- Strong two-factor authentication as the basis for trustworthy identities
- Username and password alone are no longer sufficient
- Secure identities essential for objects like cars and organizations in IoT
In the high-tech world we live in today, secure digital identities are essential. Users want to be reliably identified not just when they are doing online banking. More and more applications in the cloud or on the smartphone require users to be able identify themselves securely and unambiguously. But how can the situation we prevent someone from claiming to be someone else online? “A password is no longer enough to clearly identify the person behind the user name,“ Oliver Dehning, Leader of the Competence Group Security at eco - Association of the Internet Industry, warns.
Hundreds of millions of stolen passwords circulating online
“The current standard [authentication] procedure of user name and password should be supplemented or, if possible, replaced,” emphasized the German federal government in the Cyber Security Strategy for Germany 2016, adopted on 9 November 2016. This is because theft, manipulation and fake identities cannot be ruled out sufficiently when using authentication on the basis of username and password. Hundreds of millions of stolen passwords, including usernames and email addresses, are currently circulating online. These originate from hacks of large sites. The online services Dropbox, Yahoo and LinkedIn are not the only ones to have admitted to the theft of millions of passwords. “There is a great need for better digital processes to prove one’s digital identity,” Oliver Dehning stresses.

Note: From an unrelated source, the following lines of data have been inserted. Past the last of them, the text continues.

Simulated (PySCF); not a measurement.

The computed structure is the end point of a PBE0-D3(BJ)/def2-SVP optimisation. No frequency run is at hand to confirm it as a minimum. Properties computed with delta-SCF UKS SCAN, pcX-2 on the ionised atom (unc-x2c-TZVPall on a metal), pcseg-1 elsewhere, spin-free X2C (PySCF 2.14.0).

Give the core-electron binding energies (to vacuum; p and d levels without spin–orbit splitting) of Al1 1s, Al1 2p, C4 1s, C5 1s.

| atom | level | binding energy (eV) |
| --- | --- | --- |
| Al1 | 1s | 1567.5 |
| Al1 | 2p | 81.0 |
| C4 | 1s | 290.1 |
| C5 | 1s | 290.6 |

Great need for strong and user-friendly methods of authentication
„Strong authentication depends on the use of two different factors,” according to Jens Bender from the German Federal Office for Information Security (BSI). Authentication factors need to be cleverly combined to provide defense against a range of attack categories and to combine the strengths of different factors. Asymmetrical processes in which no central database is required should be given preference.
The Cyber Security Strategy for Germany 2016 finds that the federal government already provides a highly secure and data-economical possibility for identification in the Internet, using identity documents with an online identification function. The new German identity card (eID), for example, offers a secure possibility to identify oneself also for cloud infrastructures. This was demonstrated by Dr. Detlef Hühnlein from ecsec GmbH at the Internet Security Days 2016 in Bruehl, near Cologne. With SkIDentity, secure virtual identities can be created on the basis of the online function of the ID card, and these can also be transferred, for example, to a smartphone. Following this, this solution – which has the BSI ISO 27001 certification, as well as a certification from TÜV Informationstechnik GmbH in accordance with the Trusted Cloud Data Protection Profile – allows users to be authenticated for digital services for up to 14 days without the use of the physical ID card.
State and industry creating own solutions for different applications
In the Internet of Things (IoT) it is not only people that need unambiguous identities, but also objects. “When, for example, vehicles communicate with each other to warn each other about dangers or inform one another about traffic conditions, then the communication must be both trustworthy and extremely fast,” says Christian Welze,l from the Fraunhofer Institute FOKUS. Organizations and services also require digital identities that their users can trust.
“The state is taking on the role of determining the framework. It will define the legal and technical requirements and will ensure security through certificates.” At the same time, the state is in competition with industry, which has also created its own possibilities for authentication. Examples of this are the Facebook ID for people and seals of quality for online shops. Generally speaking, “Solutions for digital identities need to be thought through globally and must satisfy international standards and criteria,” Welzel emphasizes. This will be achieved with unified standards and framework conditions and harmonized criteria for comparing authentication processes.